Good and Bad
Being an engineer has taught me important analytical skills to sort ideas and concepts into categories. This black and white approach is compellingly simple, but can it be sustained.
Binary Thinking:
So much of my world view is rooted in a framework of truth. Things are either in or they're out. The laws of classical physics are in, and books of science fiction, may be fun to think about, but are clearly not in the truth framework. Early in my life these things were categorized on my behalf and for the most part I didn't question them. When life became complicated my framework became much less stable.
Over time there was a growing third category of things that I couldn't easily figure out. My assumption was that each item in this 3rd category of things is actually in or out but I haven't quite figured out which one it is. Not knowing how to categorize something is quite stressful and thinking about it consumed a tremendous amount of energy.
A big part of my mental health journey has been recognizing feelings and naming them. With binary thinking, each feeling was identified as good or bad. As the number of feelings got more nuanced this sorting process became more difficult and evidently not very helpful. Naming a feeling as bad and then realizing that I couldn't remove it from my experience became very disconcerting. What was a bit more helpful was changing my categories to constructive and destructive. These labels indicate whether I should be encouraging a feeling or not. Recognizing a feeling that's destructive isn't bad in a guilty kind of way but rather it's a stimulus I can choose to give less or more influence to depending on its helpfulness.
Categorizing my feelings as constructive and destructive is much more helpful than tagging them as good or bad. Unfortunately, identifying them as opposing forces that can't co-exist is still problematic. For example, I want desperately to experience joy which is on my constructive list but across from it on the destructive list is anxiety. Anxiety is not something I can engineer out of my life easily and if joy and anxiety can't co-exist then I have to destroy anxiety before I let myself feel joy.
This binary thought process, results in me subconsciously pushing down joy every time I feel anxious. The binary brain can't understand how they live together. The problem is that they actually do live together. My experience shows me that joy and anxiety can co-exist, and that causes my binary brain a lot of stress. When I don't let them co-exist, there is almost no joy in my life during seasons when anxiety is strong.
A new way of thinking:
A new concept for me is that every idea, belief and emotion has both good and bad elements. There are many things that are better understood if they're not categorized as true or false. In addition to that, constructive and destructive feelings can and do live together. That doesn't make me a freak. It's probably more normal than the binary view.
When someone asks me how I'm doing I don't have to discern a specific feeling that describes my whole state of being because that's not the nature of my experience. When I tell someone that I'm doing awesome it doesn't mean that there's not some really aweful things going on in my brain. It also doesn't mean that I'm lying if I'm not completely awesome. I can feel awesome at the same time as awful.
So if all these things are happening at once there's a few new skills I have to learn.
- First I will stop judging myself for feeling bad things and good things at once. Apparently that's normal.

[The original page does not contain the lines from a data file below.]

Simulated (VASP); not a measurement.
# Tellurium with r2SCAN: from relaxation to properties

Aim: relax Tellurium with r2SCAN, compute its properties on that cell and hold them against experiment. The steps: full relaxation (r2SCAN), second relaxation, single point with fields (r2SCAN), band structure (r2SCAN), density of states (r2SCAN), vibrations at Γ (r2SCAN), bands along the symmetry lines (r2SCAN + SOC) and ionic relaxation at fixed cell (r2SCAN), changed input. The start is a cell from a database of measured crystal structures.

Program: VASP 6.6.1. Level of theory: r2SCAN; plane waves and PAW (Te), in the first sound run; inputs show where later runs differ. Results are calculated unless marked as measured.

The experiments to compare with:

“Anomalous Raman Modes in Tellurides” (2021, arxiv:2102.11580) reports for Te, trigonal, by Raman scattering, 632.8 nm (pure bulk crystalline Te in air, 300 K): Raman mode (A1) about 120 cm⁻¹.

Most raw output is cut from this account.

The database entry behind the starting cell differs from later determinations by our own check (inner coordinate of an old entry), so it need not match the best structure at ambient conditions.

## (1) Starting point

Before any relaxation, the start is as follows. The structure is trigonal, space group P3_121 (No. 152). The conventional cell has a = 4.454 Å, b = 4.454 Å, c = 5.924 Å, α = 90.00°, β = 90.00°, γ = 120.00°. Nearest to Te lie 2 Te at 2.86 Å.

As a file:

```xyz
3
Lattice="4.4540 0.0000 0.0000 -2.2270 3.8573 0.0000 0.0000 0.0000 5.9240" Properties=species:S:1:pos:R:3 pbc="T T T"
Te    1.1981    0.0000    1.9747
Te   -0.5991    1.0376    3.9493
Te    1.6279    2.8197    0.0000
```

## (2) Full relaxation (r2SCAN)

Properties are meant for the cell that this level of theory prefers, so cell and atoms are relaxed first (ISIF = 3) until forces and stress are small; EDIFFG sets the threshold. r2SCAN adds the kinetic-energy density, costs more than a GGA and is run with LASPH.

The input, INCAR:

- I've found that the feelings I focus on are also the ones that grow. The ones I don't focus on slowly fade into the background. Note: they usually don't disappear.
- When someone asks me how I'm doing, I can choose what to focus on in an authentic way and answer in a balanced way.
- My energy shifts away from suppressing destructive emotions and shifts toward growing and focusing on constructive emotions while the destructive ones are staring me in the face.